• The US Dollar has pared some of the recent losses favoured by a cautious market mood ahead of the NFP report.
  • The US economy is expected to have created fewer jobs in October, partly due to the effect of hurricanes and strikes.
  • Technical indicators show a loosening bullish momentum, which keeps 103.80 on the bears’ focus.

The US Dollar Index (DXY) is paring some losses on Friday’s European morning trading, with buyers returning after a four-day losing streak. A mild risk aversion ahead of the release of the US Nonfarm Payrolls report has increased support for the safe-haven US Dollar (USD).

The unexpected decline in US jobless claims and the sticky Personal Consumption Expenditures (PCE) Price Index failed to provide significant support to the US Dollar (USD), which hit fresh weekly lows on Thursday.

Stronger-than-expected Consumer Prices Index (CPI) in the Eurozone and some hawkish remarks from the Bank of Japan (BoJ) Governor Kazuo Ueda, lifted the Euro (EUR) and the Japanese Yen (JPY), respectively, and added pressure on the USD.

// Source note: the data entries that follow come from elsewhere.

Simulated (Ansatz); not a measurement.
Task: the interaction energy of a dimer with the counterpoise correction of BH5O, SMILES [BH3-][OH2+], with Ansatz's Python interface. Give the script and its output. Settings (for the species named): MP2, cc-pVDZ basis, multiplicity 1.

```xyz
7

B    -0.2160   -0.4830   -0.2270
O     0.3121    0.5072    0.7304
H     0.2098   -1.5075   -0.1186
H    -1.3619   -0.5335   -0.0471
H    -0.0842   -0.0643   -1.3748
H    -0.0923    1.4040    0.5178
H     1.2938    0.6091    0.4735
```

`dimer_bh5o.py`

Daily digest market movers: US Dollar ticks up with key US data on tap

  • The US Dollar’s downside attempts remain limited as investors bide their time ahead of the ISM Manufacturing PMI data and the latest US Nonfarm Payrolls report, less than one week ahead of the Federal Reserve’s (Fed) meeting.
     
  • Investors’ bets that former President Donald Trump will win the US presidential election and implement an inflationary policy of low taxes, big spending and tariffs on imports is providing additional support to the US Dollar.
     
  • US Nonfarm Payrolls are expected to have increased by 113K in October, down from the 254K advance seen in September. Hurricanes and strikes might distort the final numbers, so the unemployment rate – which is seen steady at 4.1% – is likely to have particular relevance.
     
  • The ISM Manufacturing PMI is expected to have improved marginally to 47.6 from 47.2 in the previous month. Still, it would remain at levels reflecting contraction in the sector’s business activity. 
  • DXY technical outlook: Support at 103.85 remains in focus

The DXY index is moving within a horizontal channel, but the broader bullish trend appears to be losing steam and technical indicators show signs of a potential trend shift.

The 4-hour chart shows a bearish divergence in the Relative Strength Index (RSI) and price action capped below the 50-period Simple Moving Average (SMA).

These negative signs keep the support area at 103.85 in play. Below here, the next target would be 103.40. To the upside, the index has some resistance at 104.20 ahead of the October peak at 104.63.

US Dollar Index 4-hour chart

Employment FAQs

Labor market conditions are a key element to assess the health of an economy and thus a key driver for currency valuation. High employment, or low unemployment, has positive implications for consumer spending and thus economic growth, boosting the value of the local currency. Moreover, a very tight labor market – a situation in which there is a shortage of workers to fill open positions – can also have implications on inflation levels and thus monetary policy as low labor supply and high demand leads to higher wages.

The pace at which salaries are growing in an economy is key for policymakers. High wage growth means that households have more money to spend, usually leading to price increases in consumer goods. In contrast to more volatile sources of inflation such as energy prices, wage growth is seen as a key component of underlying and persisting inflation as salary increases are unlikely to be undone. Central banks around the world pay close attention to wage growth data when deciding on monetary policy.

The weight that each central bank assigns to labor market conditions depends on its objectives. Some central banks explicitly have mandates related to the labor market beyond controlling inflation levels. The US Federal Reserve (Fed), for example, has the dual mandate of promoting maximum employment and stable prices. Meanwhile, the European Central Bank’s (ECB) sole mandate is to keep inflation under control. Still, and despite whatever mandates they have, labor market conditions are an important factor for policymakers given its significance as a gauge of the health of the economy and their direct relationship to inflation.